In its first quarter earnings report for 2012, Apple announced that the iPhone had generated $24.42 billion in revenue. During the same quarter, Microsoft, once Apple’s fiercest competitor, announced $20.89 billion in revenue for the entire company. Meaning, that one single product in Apple’s incredibly in-demand line of goods generated more revenue than all of Microsoft’s products put together. How did Microsoft fall so far behind?

Stack Ranking Stifled Innovation

In the upcoming August issue of Vanity Fair, reporter Kurt Eichenwald investigates the lost promise of Microsoft, and discovers a management practice that, he contends, is at the root of Microsoft’s failure as a company.

Vanity Fair’s preview of the piece explains,

“Stack ranking—a program that forces every unit to declare a certain percentage of employees as top performers, good performers, average, and poor—effectively crippled Microsoft’s ability to innovate. Every current and former Microsoft employee I interviewed—every onecited stack ranking as the most destructive process inside of Microsoft, something that drove out untold numbers of employees.

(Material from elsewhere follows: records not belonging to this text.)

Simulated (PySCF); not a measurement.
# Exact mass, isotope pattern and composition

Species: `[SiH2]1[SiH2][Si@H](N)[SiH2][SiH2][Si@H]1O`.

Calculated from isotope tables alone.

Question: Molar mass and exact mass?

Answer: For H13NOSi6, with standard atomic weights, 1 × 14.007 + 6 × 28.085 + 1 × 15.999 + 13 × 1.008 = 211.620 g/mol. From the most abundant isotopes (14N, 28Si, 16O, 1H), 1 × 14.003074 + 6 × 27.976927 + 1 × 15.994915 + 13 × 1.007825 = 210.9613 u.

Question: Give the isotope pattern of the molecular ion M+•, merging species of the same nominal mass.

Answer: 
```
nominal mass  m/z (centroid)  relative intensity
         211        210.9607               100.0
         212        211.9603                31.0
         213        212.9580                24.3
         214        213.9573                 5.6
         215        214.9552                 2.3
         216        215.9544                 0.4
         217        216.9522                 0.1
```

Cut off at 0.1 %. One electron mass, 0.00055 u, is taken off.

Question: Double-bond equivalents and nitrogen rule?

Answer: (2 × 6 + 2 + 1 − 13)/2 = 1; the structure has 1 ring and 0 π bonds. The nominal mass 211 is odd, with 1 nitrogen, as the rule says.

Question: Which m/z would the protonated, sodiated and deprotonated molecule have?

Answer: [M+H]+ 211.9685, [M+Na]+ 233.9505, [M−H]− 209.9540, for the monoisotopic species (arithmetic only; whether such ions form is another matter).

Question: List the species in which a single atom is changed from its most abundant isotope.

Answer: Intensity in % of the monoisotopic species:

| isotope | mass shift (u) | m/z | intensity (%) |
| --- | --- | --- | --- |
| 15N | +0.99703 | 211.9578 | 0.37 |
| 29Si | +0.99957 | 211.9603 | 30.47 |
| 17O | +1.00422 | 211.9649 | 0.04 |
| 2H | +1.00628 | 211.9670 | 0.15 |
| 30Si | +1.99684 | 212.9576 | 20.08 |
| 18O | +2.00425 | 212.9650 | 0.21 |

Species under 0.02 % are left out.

Eichenwald paints a picture of the bureaucratic and stultifying office culture that has stalled Microsoft’s success. Its practice of stack ranking workers not only pits employees against each other, but also results in a top-down corporate culture, which often fails to recognize and nurture creative innovations.

Competition Versus Collaboration

Management practices like stack-ranking can place the power of the individual worker above the value of the team. If each worker is scrambling to prove that they are not in the bottom tier, the process of collaboration becomes strained. Creative teams will focus less on innovation and more on who deserves credit for what.

A former senior marketing manager at Microsoft said, “I see Microsoft as technology’s answer to Sears. In the 40s, 50s, and 60s, Sears had it nailed. It was top-notch, but now it’s just a barren wasteland. And that’s Microsoft. The company just isn’t cool anymore.”

Performance Anxiety

A study by a Virginia Tech Human Neuroimaging Laboratory found that status ranking in small groups can lead to dramatic underperformance within the group. Read Montague, who directs the Lab, said,

“We started with individuals who were matched for their IQ. Yet when we placed them in small groups, ranked their performance on cognitive tasks against their peers, and broadcast those rankings to them, we saw dramatic drops in the ability of some study subjects to solve problems. The social feedback had a significant effect.”

Though some of the study’s high performers thrived under the pressure, very few of them were women. The study reported,

“Neither age nor ethnicity showed a significant correlation with performance or brain responses. A significant pattern did emerge along gender lines, however. Although male and female participants had the same baseline IQ, significantly fewer women (3 of 13) were in the high-performing group and significantly more (10 of 13) fell into the low-performing group.”

The report did not go on to draw fundamental conclusions about how women perform in a hyper-comparative environment, but it is worth noting that, at least in this study, women did not thrive under these conditions.

Both the Microsoft case and the Virginia Tech study raise the question: by placing so much emphasis on status and competition, how many companies are alienating the intelligence and talents of the vast majority of their workforce?